"A coalition of Cambodian unions are joining together to demand that the brands immediately ensure a minimum wage of $177 is paid in their Cambodian suppliers and negotiate directly with Cambodian unions a binding agreement to achieve living wages, decent purchasing practices, stable employment, and union rights for the long-term. They have also urged the government to refrain from passing the law until genuine consultation has taken place with independent unions."
On International Human Rights Day, labour network Clean Clothes Campaign (CCC) joined more than 25 countries in a global call on major brands such as H&M, GAP, Levi's and Inditex to make sure Cambodian workers receive $177 as a first step towards a living wage. In addition, the organization has pledged its support to the Cambodian union coalition to make sure a controversial Trade Union Law will not be passed before genuine and inclusive consultation with civil society and trade unions is guaranteed by the government of Cambodia.
IndustriALL, one of the largest federations of trade unions around the world, recently said that it was disappointed with the group of major international brands that appear to have largely ignored a pledge made last year to help Cambodian factories pay their workers a higher minimum wage.
Fight for Cambodian workers’ rights intensifies
In September 2014, IndustriALL appreciated the announcement made by eight brands to raise the prices they paid to Cambodian factories for their garment orders so that the factories could in turn pay higher wages to its workers. The Garment Manufacturers Association in Cambodia (GMAC) also welcomed the move. Even the government raised the garment sector’s monthly minimum wage twice since then, first from $100 to $128 and then to $140.
According to Clean Clothes Campaign, the Labour Advisory Council (LAC), voted to approve a new minimum wage of $140, to be implemented in January 2016 for Cambodia’s 700,000 garment workers, despite objections from a number of unions. This insufficient $12 wage increase is a slap in the face of workers who have been organising for over a year to demand a fair minimum wage of $177, it said.
Amid all these developments, the eight brands appear not to have raised their prices, said IndustriALL. Among the brands that joined the pledge were Swedish clothing giant H&M, which places more orders in Cambodia than any other buyer. It was joined by C&A, Inditex, New Look, Next, the N Brown Group, Primark and Tchibo.
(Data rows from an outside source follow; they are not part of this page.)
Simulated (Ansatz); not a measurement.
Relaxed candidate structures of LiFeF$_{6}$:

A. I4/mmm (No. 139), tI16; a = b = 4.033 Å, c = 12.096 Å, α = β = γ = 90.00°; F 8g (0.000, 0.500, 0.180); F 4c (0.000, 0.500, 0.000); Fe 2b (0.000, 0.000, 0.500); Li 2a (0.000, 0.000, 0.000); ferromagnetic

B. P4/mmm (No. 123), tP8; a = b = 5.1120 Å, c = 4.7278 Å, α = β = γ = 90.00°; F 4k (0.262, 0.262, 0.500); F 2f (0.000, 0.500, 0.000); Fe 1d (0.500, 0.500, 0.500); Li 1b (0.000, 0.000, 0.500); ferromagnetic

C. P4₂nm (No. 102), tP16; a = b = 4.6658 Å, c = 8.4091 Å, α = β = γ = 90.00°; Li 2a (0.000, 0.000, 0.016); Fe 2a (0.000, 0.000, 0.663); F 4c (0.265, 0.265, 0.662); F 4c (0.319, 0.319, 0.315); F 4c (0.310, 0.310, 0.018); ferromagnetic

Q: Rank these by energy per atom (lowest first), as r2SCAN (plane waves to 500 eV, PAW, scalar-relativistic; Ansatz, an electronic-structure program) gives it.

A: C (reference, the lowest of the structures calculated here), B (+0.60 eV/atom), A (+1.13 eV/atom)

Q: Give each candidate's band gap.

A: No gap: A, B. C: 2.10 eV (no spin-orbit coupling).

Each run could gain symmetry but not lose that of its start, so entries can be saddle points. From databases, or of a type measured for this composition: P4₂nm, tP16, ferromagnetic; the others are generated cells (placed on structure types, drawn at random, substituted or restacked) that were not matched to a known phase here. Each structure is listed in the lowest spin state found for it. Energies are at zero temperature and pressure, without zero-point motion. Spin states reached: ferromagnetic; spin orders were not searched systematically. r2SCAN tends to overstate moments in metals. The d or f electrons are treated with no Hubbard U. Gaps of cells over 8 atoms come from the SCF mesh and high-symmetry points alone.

In September, GMAC said 99.4 per cent of the member factories it surveyed said that they were receiving the same prices from their buyers as the year before, sometimes even less. It said a third of the factories that responded claimed to be getting up to 10 per cent less. Now Clean Clothes Campaign has decided to organise demonstrations in front H&M, Adidas and other stores in the US, Europe and Asia. In Cambodia, thousands of workers from a coalition of eight unions will rally the streets in three provinces, wearing stickers saying: ‘We need a living wage!’
Workers fainting over fashion
Cambodia recently saw another wave of mass fainting in garment factories. In August 2015, nearly 400 workers fainted in four factories across Cambodia. On July 2, 2015 alone, 38 workers lost consciousness in a factory in Phnom Penh. In 2014, the Ministry of Labor recorded that more than 1,800 workers collapsed in 24 factories. Mass fainting has been linked to malnutrition, high targets and long working hours, as a consequence of low wages and the need for workers to survive.
A coalition of Cambodian unions are joining together to demand that the brands immediately ensure a minimum wage of $177 is paid in their Cambodian suppliers and negotiate directly with Cambodian unions a binding agreement to achieve living wages, decent purchasing practices, stable employment, and union rights for the long-term. They have also urged the government to refrain from passing the law until genuine consultation has taken place with independent unions.
Athit Kong, Vice President of C.CAWDU, an independent union in Cambodia, says “After years of campaigning, it is clear that the only way Cambodian workers will get a decent wage they can live on, is collective bargaining between brands, as the principle employers, and the garment unions. A minimum wage of $140, as its set now, is like throwing bread crumbs at your impoverished workers. To simply survive, we need $177 as a very first basic step.”
Clean Clothes Campaign has now urged brands to make sure $177 is paid immediately to the workers and genuine consultation takes places between the coalition of independent unions and the government regarding the Trade Union Law.